It’s funny. I can look through old photos or the memories pop up on my Facebook feed of my ‘progress pics’.
These usually showed me flexing after a gym sesh. At the time I was a commercial gym personal trainer and it felt important to put myself out there on social media and show everyone my ‘results’.
I can tell you now that I don’t regret any of that. I enjoyed the ‘toilet poses’, something that me, other trainers and clients would do. This is where you have a kick ass workout and then go to the changing rooms, flex, take a pic and put it on social media. After all, golfers want to record their hole in one, an angler wants to show friends their big catch and a boxer is proud of their knockout punch. And so a gym goer should be proud to flex.
But right now I don’t have that need to do it. Sure, my training has been erratic. I keep myself very active and consider myself in good condition at 45. I am currently brush cutting 20,000 square metres of land with a 20k machine attached to my hip. But I haven’t been weight training, so the only time I flex these days is when I’m replicating the Bruce Willis scene in Friends. Basically, just after a shower in my bedroom I start acting like Hulk Hogan in front of the mirror. My friends on social media don’t need to see that!
I read a quote recently that resonated. It read,”Noise creates illusions, silence brings truth.”
I don’t feel like I need to showcase my body anymore. I don’t need to show you my personal best bench press.
I’m happy for the noise to be coming from the new PT’s who feel they have something to prove and who want to create something on social media. This ‘illusion’, I believe, is still important in commercial gyms. People buy into it. The buff, popular trainer who flexes on social media will always have clients in that moment.
But now I prefer to work in silence. And the truth is that I feel more of a complete person now than I ever have done. I have nothing to prove to anyone.
Maybe it’s an age thing, or perhaps I’ve reached a certain time in my life where I just don’t give a fuck. But I just don’t feel like anybody needs to see me flex my lats during a pull down. I’d much rather post the beautiful carpet of purple foxgloves in the garden.
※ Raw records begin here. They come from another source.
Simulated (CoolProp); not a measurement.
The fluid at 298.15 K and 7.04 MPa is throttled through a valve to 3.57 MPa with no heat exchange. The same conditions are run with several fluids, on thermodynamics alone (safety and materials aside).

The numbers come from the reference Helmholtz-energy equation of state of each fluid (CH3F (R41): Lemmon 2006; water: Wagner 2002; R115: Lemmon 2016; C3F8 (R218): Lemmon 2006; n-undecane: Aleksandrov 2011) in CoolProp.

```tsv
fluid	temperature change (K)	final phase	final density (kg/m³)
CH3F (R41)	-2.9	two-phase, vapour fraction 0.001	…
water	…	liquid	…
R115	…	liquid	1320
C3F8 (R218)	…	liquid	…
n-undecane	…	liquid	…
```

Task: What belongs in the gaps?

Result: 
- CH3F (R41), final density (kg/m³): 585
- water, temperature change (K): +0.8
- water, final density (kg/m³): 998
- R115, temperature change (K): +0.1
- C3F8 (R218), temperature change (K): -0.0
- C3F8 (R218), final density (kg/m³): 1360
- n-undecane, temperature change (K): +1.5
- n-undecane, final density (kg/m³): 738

Training remains my life. In fact, as I’ve said many times in my articles, training saved my life. Before I started at a gym, I was depressed and without a cause. The gym gave me a focus and I loved it. Still do. But now it’s different. In a way you need to earn your badges in a commercial gym before you find your true path as a trainer. Well now I’ve found mine. The journey was noisy, but now I’m enjoying the silence.